But Wall Street can find a way around each of these fear factors, as long as investors can find the will to weigh risk against reward and make rational choices. There’s always a hierarchy of places to park your money: some relatively smart, others relatively stupid.

When too much money crowds into safety, safety stops being smart. That’s why extreme levels of bearishness are traditionally a signal to take a deep breath, hold your nose and buy stocks.

You don’t have to take my word for it. Even though retail investors are ready to capitulate, the big money on Wall Street is mostly betting on business as usual.

According to the options market, stocks will probably have a rough month. Today confirmed that, with puts that would have been at the money this morning now worth three times what you’d pay for the equivalent calls.

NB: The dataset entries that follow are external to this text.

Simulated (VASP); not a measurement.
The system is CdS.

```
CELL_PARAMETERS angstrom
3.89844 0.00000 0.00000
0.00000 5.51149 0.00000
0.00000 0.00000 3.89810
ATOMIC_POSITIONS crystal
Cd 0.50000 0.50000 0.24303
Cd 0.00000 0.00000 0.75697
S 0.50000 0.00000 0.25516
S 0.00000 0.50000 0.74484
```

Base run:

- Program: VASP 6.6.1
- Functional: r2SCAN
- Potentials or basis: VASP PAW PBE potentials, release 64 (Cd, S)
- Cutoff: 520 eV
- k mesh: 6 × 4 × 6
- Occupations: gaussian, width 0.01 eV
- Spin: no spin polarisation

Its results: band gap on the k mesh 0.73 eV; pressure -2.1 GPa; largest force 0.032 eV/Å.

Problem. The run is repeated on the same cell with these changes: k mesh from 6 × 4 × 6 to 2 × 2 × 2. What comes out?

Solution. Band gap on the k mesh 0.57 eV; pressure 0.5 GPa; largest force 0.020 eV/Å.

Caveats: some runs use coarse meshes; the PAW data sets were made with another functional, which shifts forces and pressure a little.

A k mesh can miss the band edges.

Break that down and the big money currently sees the S&P 500 falling as much as 5% between now and the next Fed meeting, while the potential likely upside has come in significantly.

If the broad market climbs even 2% in the coming month, a lot of smart players will be disappointed. That doesn’t happen a lot these days. Generally, the smart players move the market, not the other way around.

Barring that kind of upset, the risk-return math just doesn’t favor the bulls in the coming month. Come back in 5-6 weeks if you aren’t willing to put up with continued sentimental headwinds.

(Of course if you’re an options trader yourself, you can always buy puts as well as calls and turn the wind around. We do it a lot. It’s been refreshing to be able to put money to work.)

What I want to emphasize is that even the puts aren’t banking on the S&P 500 dropping more than 5% between now and mid-June. That’s the likely limit on the downside that big money is flashing.

That’s just another day like today. And even a few days like today stacked together are not a crash. For that to happen, the bottom has to fall a lot faster and fiercer than we can see in the options market.

I can live through another day or two like today. So, evidently, can the big money traders who get a lot more optimistic looking toward the summer and beyond.

Go out on the expiration calendar to after the November election and the range of possibilities expands . . . with more room on the upside. Expectations brighten. Dread fades.

Money is still biased to the downside, don’t get me wrong. But the imbalance between the bulls and the bears gets a lot more even in six months.

And go out a year and the outcomes balance out. We might see the S&P 500 go up 10% or down 10% between now and next April, but the bets are split roughly in the middle.

Options on the NASDAQ tell a similar story. No crash predicted. At worst, another 10% or so in losses over the coming year.

That’s a number that stings. But believe me, it isn’t the end of the world. And that’s the only reason stocks should be priced for the end of the world.

Otherwise, you buy. Buy the banks. Buy consumer stocks, built to last. Buy companies you know will outlive you.